Neste’s oil refinery in Porvoo, Southern Finland, on 22 February 2022. The Finnish petroleum company says it has replaced roughly 85 per cent of the Russian crude oil it has used with other crude qualities. (Vesa Moilanen – Lehtikuva)


THE FLOW of Russian crude oil to Finland has slowed down from an average of six tankers to one tanker a week since Russia launched its invasion of Ukraine on 24 February, reports Helsingin Sanomat.

Neste, a Finnish partly state-owned petroleum company that has sourced about two-thirds of its crude oil from Russia, announced four days after the invasion began that it will mostly replace Russian crude oil with other crude qualities.

The company reported earlier this month that it has taken delivery of one of the last remaining oil cargoes from Russia at the Port of Kilpilahti in Porvoo, where it operates the only crude oil refinery in Finland. About 85 per cent of the Russian crude oil, it added, has been replaced with other qualities within the framework of existing supply contracts and technical capabilities.

It also highlighted that it has not made a single purchase of Russian crude oil on the spot market since the start of the war and has stopped making new supply agreements for crude oil or fossil feedstocks produced in Russia. Its supply contracts for Russian crude oil expire in July and for other feedstocks by late December.

“We believe that substituting crude oil grades can be found on the world market,” the company said on 6 April.

Neste is also one of the largest users of Russian natural gas in Finland.

While the imports of crude oil have decreased significantly, other oil products may be harder to replace.

“Crude-oil imports from Russia have decreased since March, but other oil product imports are still continuing to some extent,” Olli-Pekka Penttilä, the head of statistics at Finnish Customs, stated to Helsingin Sanomat on 13 April. “It may prove more difficult to find a country to replace the other oil products.”

The newspaper highlighted that oil and natural gas, in particular, have been critical sources of income for Russia, accounting for roughly a third of state tax revenue last year and up to half in some years.

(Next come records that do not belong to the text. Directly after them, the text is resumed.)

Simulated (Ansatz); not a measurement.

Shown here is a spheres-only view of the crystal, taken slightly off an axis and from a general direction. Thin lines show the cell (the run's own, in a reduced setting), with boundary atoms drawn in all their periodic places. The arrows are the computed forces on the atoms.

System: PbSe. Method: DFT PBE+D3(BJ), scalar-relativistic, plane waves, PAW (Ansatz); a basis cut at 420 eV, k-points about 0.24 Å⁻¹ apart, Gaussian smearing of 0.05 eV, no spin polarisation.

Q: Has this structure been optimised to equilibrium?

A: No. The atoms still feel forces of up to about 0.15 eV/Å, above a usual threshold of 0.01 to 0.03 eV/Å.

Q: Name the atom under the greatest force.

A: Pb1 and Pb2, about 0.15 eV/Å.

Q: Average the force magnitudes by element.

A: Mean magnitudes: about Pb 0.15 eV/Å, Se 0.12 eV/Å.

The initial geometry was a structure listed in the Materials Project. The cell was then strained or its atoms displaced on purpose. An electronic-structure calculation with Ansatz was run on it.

Russia is presently benefiting from rising energy prices – especially from oil prices hitting a 14-year high. Bloomberg Economics calculated at the beginning of the month that the country will earn over 320 billion US dollars from energy exports in 2022, representing a rise of more than one-third from 2021.

The European Union has announced the suspension of coal but not oil or natural gas imports from Russia. While a Germany-led group of member states has managed to block attempts to introduce broad-based energy sanctions, reports suggest that the bloc could be inching toward prohibiting oil imports from Russia.

The New York Times on Thursday wrote that the EU is “reluctantly” drafting a phased import ban on Russian oil products, with the announcement expected no earlier than after the second round of the French presidential.

Finnish Minister for Foreign Affairs Pekka Haavisto (Greens) indicated earlier this week that he expects the union to find a way to add oil to its sanctions regime against Russia.